04 / 12

Stack / 04

TCP

TCP turns IP's "best-effort packet delivery" into "ordered, retransmitted, congestion-aware byte streams". Most of the production behaviour that surprises people — slow connection ramp-up, sudden retransmit storms, sockets stuck in TIME_WAIT — is TCP doing exactly what the spec asks. Reading the spec is what makes it click. This page is the working summary.

What TCP actually guarantees

IP gives you one thing: it will try to deliver a packet to an address. It makes no promise that the packet arrives, that it arrives once, that it arrives in order, or that what arrives matches what was sent. Packets can be dropped by a full router queue, duplicated by a retransmitting link, reordered by taking different paths, or corrupted in transit. TCP sits on top of that and presents the application with something far easier to program against: a reliable, ordered stream of bytes that flows in both directions.

Three words in that sentence carry the weight. Reliable means every byte you write either arrives or the connection breaks and you find out; TCP never silently loses data. Ordered means the bytes come out the far end in exactly the order they went in, even if the packets carrying them took different routes and showed up scrambled. Byte stream means there are no message boundaries: if you write "hello" then "world", the reader may receive "hello", or "helloworld", or "hel" then "loworld". TCP preserves the sequence of bytes, not the framing of your writes. If your protocol needs messages, you add length prefixes or delimiters yourself. Forgetting this is one of the most common bugs in hand-rolled network code: people assume one send() equals one recv(), and it does not.

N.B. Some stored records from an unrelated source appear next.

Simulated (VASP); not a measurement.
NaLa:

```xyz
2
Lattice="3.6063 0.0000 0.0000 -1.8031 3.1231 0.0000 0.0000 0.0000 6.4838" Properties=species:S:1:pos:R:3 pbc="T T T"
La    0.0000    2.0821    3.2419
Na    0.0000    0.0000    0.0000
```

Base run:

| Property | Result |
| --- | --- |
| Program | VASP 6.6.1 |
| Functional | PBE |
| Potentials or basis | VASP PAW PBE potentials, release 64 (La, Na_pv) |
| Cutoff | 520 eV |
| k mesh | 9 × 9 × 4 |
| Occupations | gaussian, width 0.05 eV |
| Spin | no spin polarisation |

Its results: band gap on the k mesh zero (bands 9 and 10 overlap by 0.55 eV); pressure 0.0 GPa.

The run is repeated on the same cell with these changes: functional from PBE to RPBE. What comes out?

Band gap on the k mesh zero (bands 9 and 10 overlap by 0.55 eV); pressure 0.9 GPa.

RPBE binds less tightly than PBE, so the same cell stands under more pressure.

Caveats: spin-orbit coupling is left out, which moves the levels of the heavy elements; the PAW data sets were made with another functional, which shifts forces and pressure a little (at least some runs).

Everything below is the machinery that produces those three guarantees over a network that offers none of them. Sequence numbers and acknowledgements give ordering and detect loss; retransmission gives reliability; the receive window stops a fast sender from drowning a slow receiver; congestion control stops every sender together from drowning the network.

The three-way handshake

Before either side sends any data, they exchange three packets that synchronise sequence numbers and confirm the path is open in both directions. The reason it takes three and not two is that each direction has to prove it can both send and receive, and each side has to learn the other's starting sequence number:

Client                                  Server
  | --- SYN  seq=x ----------------------> |   active open
  | <-- SYN-ACK seq=y, ack=x+1 ----------- |   passive open
  | --- ACK  ack=y+1 --------------------> |   established
  |                                        |
  |     ... data ...                       |

The client picks a random initial sequence number x and sends a SYN. The server picks its own random y, acknowledges the client's number with ack=x+1, and sends its own SYN in the same packet — that is the SYN-ACK. The client acknowledges the server's number with ack=y+1, and the connection is established. The initial numbers are randomised on purpose: a predictable starting sequence lets an off-path attacker inject packets into someone else's connection, so the kernel seeds them from a secret keyed on the four-tuple.

Three packets, one round-trip. Each side moves through its own states, and data can only flow once both reach ESTABLISHED.

The cost is one full round-trip before any data can flow, and that round-trip is paid on every new connection. TCP Fast Open (RFC 7413) lets the client include data in the initial SYN if it has a server-issued cookie from a previous connection, saving the round-trip. It is supported but rare in practice, partly because middleboxes mangle unfamiliar SYNs. QUIC's 0-RTT is the real successor — see the QUIC deep dive.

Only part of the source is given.